Introduction to The Politics of Deafness, continued
Thus this genre is not about centers, but about borders and margins. Here there are neither simple nor unified theories, as those are about creating centers that will in turn need to be evaded. Such theoretical framings require the exclusion of those outside the borders and margins of their newly claimed centers. The hermeneutical anchors in use for frames of meaning in late modernity are most often those rooted in the surveillance of bodies. As the site for naming distinctions, the body is a recurrent theme in studies of otherness and difference. Deafness is about a body surveilled.

Deaf people are mentioned even in early recorded history, including in Babylonian records, the Mosaic Code of Holiness from the sixth century B.C., and both Old and New Testaments of the Bible. The majority of these references, however, either concern the status of legal rights for property inheritance by deaf people, an enduring issue for the noble families, or are appropriations of "the deaf-mute" to demonstrate moral truths. The latter category includes John Bulwer, who in 1648 suggested deaf children were the result of their parents' sinfulness and little better than "Dumbe Animals." A similar perspective and appropriation emerges from the U.S. Federal Census, which, from 1830 to 1900, included "the deaf" in the odd category of "defectives."

Deafness could well be about a sensory "deprivation," life in a world marked by an absence. Yet, a contrasting view might see a world built around the valence of visual rather than aural channels for processing languages--not just semiotic signs, but languages of a visual modality. As we shall see, in a political framing this shift rejects the site of the body and relocates meaning and its production onto the social. This re-valence of a visual modality means not a loss but an entry into a richly textured visual world of languages not dependent upon sound. Rather than a bifurcated world of meaning production, which searches for visual signs while relying on organizations of meaning around arbitrary serial sequences of acoustical phenomena to convey explanatory narratives, a visual world both perceives and produces signification through visual channels of a spatial linguistics. It is a world not necessarily better or worse, just distinct and different.

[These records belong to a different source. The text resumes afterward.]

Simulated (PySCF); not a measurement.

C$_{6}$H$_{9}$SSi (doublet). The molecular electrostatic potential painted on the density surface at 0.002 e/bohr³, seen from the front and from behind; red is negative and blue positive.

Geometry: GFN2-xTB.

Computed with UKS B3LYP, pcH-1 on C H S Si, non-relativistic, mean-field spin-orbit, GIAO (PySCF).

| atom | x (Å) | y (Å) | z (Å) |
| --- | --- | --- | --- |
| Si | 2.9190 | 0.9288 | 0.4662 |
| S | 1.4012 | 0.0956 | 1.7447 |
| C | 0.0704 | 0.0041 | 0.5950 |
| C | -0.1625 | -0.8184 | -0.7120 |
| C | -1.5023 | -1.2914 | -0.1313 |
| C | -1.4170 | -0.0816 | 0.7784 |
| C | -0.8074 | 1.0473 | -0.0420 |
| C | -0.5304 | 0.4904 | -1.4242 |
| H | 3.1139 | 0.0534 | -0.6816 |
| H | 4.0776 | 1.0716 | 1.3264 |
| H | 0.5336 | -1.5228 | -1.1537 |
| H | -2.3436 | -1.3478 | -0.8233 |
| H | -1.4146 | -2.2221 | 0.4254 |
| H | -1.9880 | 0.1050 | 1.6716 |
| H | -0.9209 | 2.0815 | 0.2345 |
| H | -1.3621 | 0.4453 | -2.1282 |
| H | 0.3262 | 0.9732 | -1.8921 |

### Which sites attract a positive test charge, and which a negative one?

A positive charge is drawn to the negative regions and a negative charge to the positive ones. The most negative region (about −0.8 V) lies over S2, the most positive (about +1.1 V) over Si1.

The "meanings" available to such distinctions and differences are an explicit focus of this work. This is not an ethnography that attempts the artifice of an "authentic voice" for "the deaf," or the artifice of empirical analysis of "objective data." Such unities, either of voice or frame, are contested here. Rather, this work is an ethnography of the appropriations, colonizations, constraints, and constructions by which "we," the dominant Hearing, have come to "know" and "make use of " those who are Deaf.